Another cotton season is well and truly underway with production widely believed to be 4.6 million bales, a marked improvement on last season’s 3.8 million. Early indications of quality are encouraging and, for the most part, yields are also promising. The challenge now for the industry will be to move the cotton to export markets under some difficult market conditions. While grower prices have been attractive for the balance of the 2018 crop, well above $600, the rapid rise in price has left spinners in shock.
Global cotton consumption has rebounded over the past twelve months, however while the USDA currently has it estimate at 122.9 million bales we shouldn’t lose sight of the fact that all we have done is get back to where consumption was at the time of the global financial crisis. That means we really are not regaining any market share as the world’s population has increased and logically so has the requirement for textiles. Cotton demand on the face of it does appear strong, particularly if you are selling USA cotton, however you must question what is selling. The USA had a strange 2017/18 crop production which was originally projected at 19 million bales but grew to 21 million bales. You would imagine this should have been negative for prices however that turned out to not be the case as the US produced a mixed quality crop that has actually helped them
sell more and tighten the projected balance sheet. For a few months now, the weekly USA export sales reports have revealed excellent demand with strong sales to a wide range of markets that now total over 16.5 million bales (480 lbs) leaving everyone questioning the current USDA estimate of ending stocks at 4.7 million bales. Surely the position is much tighter than this?
Rather than producing a high-grade crop Texas produced four million bales of low micronaire cotton and it is this “new product” that is capturing all the sales. Why? Because it is the cheapest cotton available and can be used by spinners all around the world, hence the demand from the wide range of markets and the great volume of sales. This cotton has to be sold, it is cheap and the four million bales only became available after December so that’s why we are seeing the sales, it’s not high grade premium cotton!
Perhaps influenced by the above the cotton futures market has been confusing and leaving traders scratching their heads more times than not. It seems the market is just as much influenced by “outside” events as it is actual cotton market developments and this has produced some volatile movements in recent weeks. An ever-tightening US supply and demand situation is supportive of prices but then we get trade war concerns, actual war concerns, global financial concerns and a few Presidential “tweets” to give us plenty of risk on and risk off days, hence the volatility. Potential trade disputes between the USA and China could be the significant development, particularly if a threatened 25% import duty on US cotton into China comes into play. The ramifications of such a move could be very interesting to say the least. Bottom line is that prices appear well
supported on cotton fundamentals but prone to outside developments that may not be that supportive.

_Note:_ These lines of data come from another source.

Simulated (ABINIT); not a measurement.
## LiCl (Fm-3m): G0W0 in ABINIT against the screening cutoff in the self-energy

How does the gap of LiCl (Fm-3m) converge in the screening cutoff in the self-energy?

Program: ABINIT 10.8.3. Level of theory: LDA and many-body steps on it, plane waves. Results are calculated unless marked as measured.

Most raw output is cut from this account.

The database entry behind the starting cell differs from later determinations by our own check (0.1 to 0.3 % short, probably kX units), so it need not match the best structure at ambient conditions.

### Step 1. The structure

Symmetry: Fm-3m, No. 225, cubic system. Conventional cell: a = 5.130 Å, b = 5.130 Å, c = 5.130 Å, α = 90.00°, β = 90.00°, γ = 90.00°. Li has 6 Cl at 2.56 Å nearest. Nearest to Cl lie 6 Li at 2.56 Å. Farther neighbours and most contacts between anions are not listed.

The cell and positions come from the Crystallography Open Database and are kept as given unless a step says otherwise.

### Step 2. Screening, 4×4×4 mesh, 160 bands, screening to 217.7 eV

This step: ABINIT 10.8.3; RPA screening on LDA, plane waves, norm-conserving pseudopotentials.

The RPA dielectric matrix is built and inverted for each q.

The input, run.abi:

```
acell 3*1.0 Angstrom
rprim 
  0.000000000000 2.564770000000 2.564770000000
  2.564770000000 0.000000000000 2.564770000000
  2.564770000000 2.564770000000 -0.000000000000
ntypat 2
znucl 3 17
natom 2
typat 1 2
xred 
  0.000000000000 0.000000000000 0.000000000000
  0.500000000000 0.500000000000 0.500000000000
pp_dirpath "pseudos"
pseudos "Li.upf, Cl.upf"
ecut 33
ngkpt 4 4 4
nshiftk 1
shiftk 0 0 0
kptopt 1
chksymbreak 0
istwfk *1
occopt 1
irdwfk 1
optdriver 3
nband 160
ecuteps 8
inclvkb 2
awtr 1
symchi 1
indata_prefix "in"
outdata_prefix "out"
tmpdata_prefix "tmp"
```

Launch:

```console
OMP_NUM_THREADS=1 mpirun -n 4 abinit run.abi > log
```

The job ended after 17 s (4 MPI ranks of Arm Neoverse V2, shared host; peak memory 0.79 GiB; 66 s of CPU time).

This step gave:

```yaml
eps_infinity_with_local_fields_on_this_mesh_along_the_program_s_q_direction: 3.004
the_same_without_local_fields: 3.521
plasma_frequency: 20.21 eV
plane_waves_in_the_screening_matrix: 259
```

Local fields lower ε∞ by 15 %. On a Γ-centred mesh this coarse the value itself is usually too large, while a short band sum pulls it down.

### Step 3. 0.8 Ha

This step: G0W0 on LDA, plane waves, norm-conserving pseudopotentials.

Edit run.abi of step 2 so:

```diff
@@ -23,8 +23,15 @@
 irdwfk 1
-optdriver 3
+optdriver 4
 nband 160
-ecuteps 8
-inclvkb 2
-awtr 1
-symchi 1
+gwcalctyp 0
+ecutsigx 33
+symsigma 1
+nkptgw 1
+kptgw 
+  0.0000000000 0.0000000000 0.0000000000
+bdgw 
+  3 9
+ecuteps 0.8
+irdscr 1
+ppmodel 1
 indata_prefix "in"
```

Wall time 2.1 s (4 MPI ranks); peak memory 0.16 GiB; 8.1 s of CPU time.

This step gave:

This time of year is typically a “weather” market as the Northern Hemisphere plants their new crops and this season the major attention once again is on the West Texas region. At the time of writing, conditions remain extremely dry in the world’s largest cotton patch and that concern is increasing as we enter the period of latest planting dates. The US is expected to increase planted area by nearly 7% this season but if it doesn’t rain in the next few weeks then production will be smaller than last season, potentially around 18 million bales which will make for some interesting trading.
China, as always, is in the market discussion with plenty of rumours about what they are going to do with their import situation. Currently China is into its fourth month of Reserve stock sales and while the daily offtake was a little disappointing to start recent weeks have seen heavy demand and the daily offer of 30,000mt all being taken up. No doubt some speculative element has been at play because of the potential crop problems being experienced in Xinjiang but whichever way you look at it the supply and demand situation is getting tighter in China. Of course the big guessing game for everyone is when will China allow more imports than just their WTO required 894,000mt. It might be the second half of this year but most likely is 2019.
In summary the coming few weeks promise some interesting trading conditions as we transition from current crop to new crop. The high level of July and December futures is making the sale of Australian 2018 crop difficult but we must hope that the spinner requires high quality premium cotton because at this point in the season Australia is the only place that has it until the end of this year.